Egypt sees 17.9% decline in tourists during 2013, CAPMAS
Tourists enjoy the sunny weather at the beach of the Red Sea resort town of Sharm el-Sheikh - AFP/Mohammed Abed
By YASMINE SAMRA

CAIRO: The number of tourists visiting Egypt dropped significantly by 17.9 percent in 2013, to total 9.5 million tourists, compared to 11.5 million tourists in 2012, the Central Agency for Public Mobilization and Statistics (CAPMAS) announced Sunday.

The tourism sector has been in a constant decline since the overthrow of former President Hosni Mubarak in 2011, despite ongoing campaigns to convince foreigners  the country is safe.

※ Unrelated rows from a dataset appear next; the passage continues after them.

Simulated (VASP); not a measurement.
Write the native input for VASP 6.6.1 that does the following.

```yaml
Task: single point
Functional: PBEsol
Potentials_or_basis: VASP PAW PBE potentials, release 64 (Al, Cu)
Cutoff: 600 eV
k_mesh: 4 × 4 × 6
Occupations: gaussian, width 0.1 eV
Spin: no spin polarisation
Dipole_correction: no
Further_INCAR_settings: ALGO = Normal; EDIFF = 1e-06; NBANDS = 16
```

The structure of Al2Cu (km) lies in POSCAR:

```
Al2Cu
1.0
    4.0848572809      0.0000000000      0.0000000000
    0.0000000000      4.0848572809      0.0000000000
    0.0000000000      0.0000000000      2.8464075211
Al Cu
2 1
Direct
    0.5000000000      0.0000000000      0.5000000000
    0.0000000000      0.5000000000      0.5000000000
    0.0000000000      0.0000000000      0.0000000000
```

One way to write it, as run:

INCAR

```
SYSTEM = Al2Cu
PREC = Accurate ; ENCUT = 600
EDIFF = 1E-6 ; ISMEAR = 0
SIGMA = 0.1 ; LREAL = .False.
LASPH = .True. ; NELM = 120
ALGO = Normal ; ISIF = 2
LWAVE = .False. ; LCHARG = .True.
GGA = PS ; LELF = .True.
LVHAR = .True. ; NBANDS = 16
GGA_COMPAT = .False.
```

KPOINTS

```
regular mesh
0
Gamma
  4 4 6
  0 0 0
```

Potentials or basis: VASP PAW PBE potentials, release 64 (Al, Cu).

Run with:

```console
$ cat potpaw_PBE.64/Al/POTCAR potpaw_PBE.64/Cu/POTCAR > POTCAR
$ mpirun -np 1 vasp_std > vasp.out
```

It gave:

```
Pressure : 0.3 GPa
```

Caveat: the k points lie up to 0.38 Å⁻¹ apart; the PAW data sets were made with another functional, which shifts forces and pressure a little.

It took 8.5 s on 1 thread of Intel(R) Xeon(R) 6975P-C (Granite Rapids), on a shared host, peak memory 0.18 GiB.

In 2010, more than 14.730 million holidaymakers visited Egypt, compared to 9.5 million tourists last year, reflecting a 35.8 percent decline, CAPMAS added in its annual bulletin on tourism statistics.

Egypt depends on its tourism sector for around 20 percent of its hard currency. The sector’s total investments are valued at 68 billion EGP (U.S $9.8 billion,) according to data from the Ministry of Tourism.

The industry witnessed its peak in 2010, with $13.8 billion revenues, but unrest following the 2011 revolution has kept many tourists away. Revenues in 2012 netted $10 billion, followed by $5.9 billion in 2013, a 41 percent decline in one year. The interim government said it aims to attract 12 million tourists in 2014, targeting $9 billion revenues by the end of the year, according to data from the Ministry of Tourism.

 

A graph by CAPMAS indicates to the numbers of tourists within 3 years

A graph by CAPMAS indicates to the numbers of tourists within 3 years

Egypt witnessed a 27 percent decline in foreign tourists in February, the Ministry of Tourism announced early this month, citing the Feb. 16 bombing of a bus that killed three Korean tourists and the Egyptian driver in city of Taba, next to the Israeli border.

CAPMAS showed that the majority of tourists came from Western Europe, followed by Eastern Europe and the Middle East. Tourism has been the sector hardest hit by the political turmoil in Egypt.

The report pointed to a 31.5 percent decline in the number of nights tourists spent in the country. 137.8 million nights were spent in 2012 compared to 94.4 million nights last year. The majority of nights, about 37.4 percent, were taken up by Western European tourists, followed by Eastern Europeans at 32.7 percent and Middle Easterners at 21 percent.

 

A graph by CAPMAS indicates to the numbers of tourists nights taken by tourists within 3 years

A graph by CAPMAS indicates to the numbers of nights taken up tourists within 3 years

According to CAPMAS, 1.8 million Arab tourists visited Egypt over this period, compared to 2.3 million in 2012, registering a 22.4 percent decline.

Arab tourists spent 22.8 million nights in Egypt last year, compared to 36.2 million nights in 2012, marking a 37.1 percent decrease. Each tourist spent an average of 10.3 nights last year, against 10.6 nights in 2010.